Business

Holiday demand lifts hopes for airlines' recovery

Clancy Yeates
December 26, 2009

STRONG demand from holidaymakers is expected to lead to a rise in air fares, helping the ailing airline industry recover from one of its worst downturns.

Travel agents reported a late surge in bookings in the lead-up to Christmas, as more confident consumers sought to exploit heavily discounted fares.

In response to the stronger demand, Qantas, Jetstar, and Singapore Airlines-owned Tiger Airways are bolstering capacity on key routes after slashing services in the economic downturn.

But with the extra flights not coming on stream for several months, airlines can use the summer period to claw back their margins by raising ticket prices.

The managing director of travel website Webjet, David Clarke, said ticket prices could rise by 10 per cent by April, on top of an increase of 7 per cent in recent months.

Qantas also this week indicated its yields - or average ticket prices - were rising as passenger numbers grew, underpinning a return to profitability in the first half of this financial year.

Despite the rise, yields remain well below those of a year ago, after the global recession slashed air travel.

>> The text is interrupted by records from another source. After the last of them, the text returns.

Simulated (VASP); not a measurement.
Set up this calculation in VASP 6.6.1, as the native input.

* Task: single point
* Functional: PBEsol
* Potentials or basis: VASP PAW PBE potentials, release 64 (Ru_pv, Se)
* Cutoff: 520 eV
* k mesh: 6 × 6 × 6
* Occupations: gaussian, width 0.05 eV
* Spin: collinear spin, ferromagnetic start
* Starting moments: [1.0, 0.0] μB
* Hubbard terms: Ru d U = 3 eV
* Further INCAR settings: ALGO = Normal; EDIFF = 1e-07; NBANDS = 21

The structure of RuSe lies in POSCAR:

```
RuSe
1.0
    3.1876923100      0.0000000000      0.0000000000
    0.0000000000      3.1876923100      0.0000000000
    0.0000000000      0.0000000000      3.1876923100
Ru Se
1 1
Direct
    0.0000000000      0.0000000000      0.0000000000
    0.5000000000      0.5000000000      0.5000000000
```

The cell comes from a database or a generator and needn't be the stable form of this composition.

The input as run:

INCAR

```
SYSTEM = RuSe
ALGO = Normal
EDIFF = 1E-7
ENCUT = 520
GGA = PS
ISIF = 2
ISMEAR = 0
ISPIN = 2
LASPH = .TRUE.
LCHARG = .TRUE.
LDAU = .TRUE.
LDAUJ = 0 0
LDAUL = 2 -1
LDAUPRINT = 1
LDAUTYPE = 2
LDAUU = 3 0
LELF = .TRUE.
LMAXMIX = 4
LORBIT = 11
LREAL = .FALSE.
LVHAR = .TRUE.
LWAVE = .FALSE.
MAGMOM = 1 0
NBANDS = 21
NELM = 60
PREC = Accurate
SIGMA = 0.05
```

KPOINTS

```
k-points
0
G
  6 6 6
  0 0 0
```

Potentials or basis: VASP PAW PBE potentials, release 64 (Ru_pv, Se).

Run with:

''What we're seeing is the airlines pushing for yield in the holiday period,'' Mr Clarke said. ''If consumers are expecting those sorts of [deeply discounted] levels to re-emerge over January-February, I don't think there is any likelihood of that.''

The main driver of the recovery has come from stronger domestic air traffic, which was 8 per cent higher in November than a year ago from Sydney Airport, according to figures from its owner, Macquarie Airports.

But in international and premium travel, airlines face a challenging outlook. Qantas' international passenger numbers last month were 22.6 per cent lower than last year, and yields remained under pressure from competition on the Pacific route.

Ben Caplan, managing director of business travel agency Wall Street Travel, said turnover was 35 per cent higher than this time last year, but the increase came from a low base.

Corporate travel hit its heyday in late 2007, but Mr Caplan said the global financial crisis last year drove bookings to their lowest in 16 years.

''If the trend continues, things will be improved, but we are not going back to 2007,'' he said.

The chief executive of travel website Wotif.com, Robbie Cook, said corporate use of the website had increased from about 15 per cent of users last year to about 25 per cent now.

Growth in international travel was also being driven by more budget-conscious shoppers, with discounted flights to South-East Asia proving popular.

Flight Centre's general manager of marketing, Colin Bowman, said he was ''cautiously optimistic'' that demand would stay up.

Qantas group executive for government and corporate affairs, David Epstein, also said things were looking up, but he was reluctant to confirm that the worst was over.